Nice job leaving it to the reader to imagine the monster!
Great post, very well written. Yes, I know this monster only to well myself and I love how you describe the slow decline into giving your powers over to it. My monster took up residence in my home a long time ago, we have become old friends who love hanging out together, feeding EACH OTHER. A tough one to say good-bye to but I know I must.
Thank you for this interesting take on the prompt.
Kerstin
Wow...I was waiting to see what this monster was. At first I thought it was a neighborhood cat, then it sounded like a Dennis the Menace kid, then it sounded like a teenager....now I'm not sure who it is! Bravo!
Well that is a monstrous tale! Spooky and alarming, but well told!
That was geniunely scary...very evocative writing.
That was a great ending, a very spooky story. I could visualise it all in my head. Loved it.
An interesting monster. In NYC, we have a lot of homeless people -- I know that is not your monster. But, they stay in the same neighborhoods and you get to know them. The tension between what you can give easily, with some difficulty and at your perile becomes overwhelming sometimes. Most of them know how to be easy about things and not to push, which is itself, sad. They know how to beg with politeness. Over the years, especially as my own and my friends' circumstances have gone up and down, I have had to steel myself because I know that I have charities at home to handle.
At the same time, I have had "friends" with absolutely no fear at all of what they ask me for. People who will always let me pay because they know I will. The kind of people who have no trouble at all sitting with you in a coffee shop and NOT ORDERING which means I have to buy them something. Anyway, your story did an excellent job of capturing that kind of feeling -- of being overwhelmed by having to give too much.
Good job, Imelda! Now kick that monster to the curb, before he eats you out of house and home ;)
This is sooo good - well written - well done. “Bread” he says. Ah… “would you perhaps have a little marmalade I could spread on it? Something bitter and with a scraping of peel within?” LOVE that especially!
I love this - so succinct and scary.
I think I've met this monster, or his brother. This gave me the creeps. Well done.
this is very well written and gives a feeling of sinking..and struggling..until you are to weak to struggle..and then....This monster is a smart little coward...huh??

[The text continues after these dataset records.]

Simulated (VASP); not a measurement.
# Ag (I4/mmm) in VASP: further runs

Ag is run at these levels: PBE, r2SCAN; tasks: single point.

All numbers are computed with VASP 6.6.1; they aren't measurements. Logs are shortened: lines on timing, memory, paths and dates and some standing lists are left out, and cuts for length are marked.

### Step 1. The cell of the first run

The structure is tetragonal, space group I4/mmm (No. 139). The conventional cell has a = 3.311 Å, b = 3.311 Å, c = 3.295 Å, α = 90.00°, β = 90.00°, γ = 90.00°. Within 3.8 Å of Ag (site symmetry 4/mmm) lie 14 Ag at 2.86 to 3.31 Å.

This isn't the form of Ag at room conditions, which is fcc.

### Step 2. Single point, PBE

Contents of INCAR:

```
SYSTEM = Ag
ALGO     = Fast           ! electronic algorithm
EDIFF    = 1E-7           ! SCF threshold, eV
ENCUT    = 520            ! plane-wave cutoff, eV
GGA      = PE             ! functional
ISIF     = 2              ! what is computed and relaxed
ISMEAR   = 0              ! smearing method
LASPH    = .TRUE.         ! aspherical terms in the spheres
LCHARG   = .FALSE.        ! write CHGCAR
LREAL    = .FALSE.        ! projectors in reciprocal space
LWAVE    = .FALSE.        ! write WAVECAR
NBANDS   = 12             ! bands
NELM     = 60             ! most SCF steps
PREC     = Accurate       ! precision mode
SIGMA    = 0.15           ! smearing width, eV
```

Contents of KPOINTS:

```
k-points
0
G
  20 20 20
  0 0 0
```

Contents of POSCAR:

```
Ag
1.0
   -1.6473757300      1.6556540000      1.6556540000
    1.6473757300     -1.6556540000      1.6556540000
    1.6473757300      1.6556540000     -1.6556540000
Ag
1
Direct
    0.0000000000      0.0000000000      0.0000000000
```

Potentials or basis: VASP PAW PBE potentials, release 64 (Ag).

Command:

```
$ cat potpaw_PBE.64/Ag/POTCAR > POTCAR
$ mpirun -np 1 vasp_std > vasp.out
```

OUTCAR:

I, too, liked the bit about the bitter marmalade - and the ending - but I am still wondering who or what the monster might be. I like it that way, it means readers can personalise it more, I think.
This was very good - a monster that most of us face at one time or another and so, so hard to defeat. Well done!
Oh, good job! This is like every bad habbit, every weakness, every moment spent rolling in depression, to me... They are all monsters. And when one lets them in, they can be hard to give 'enough' to, and hard to get rid of!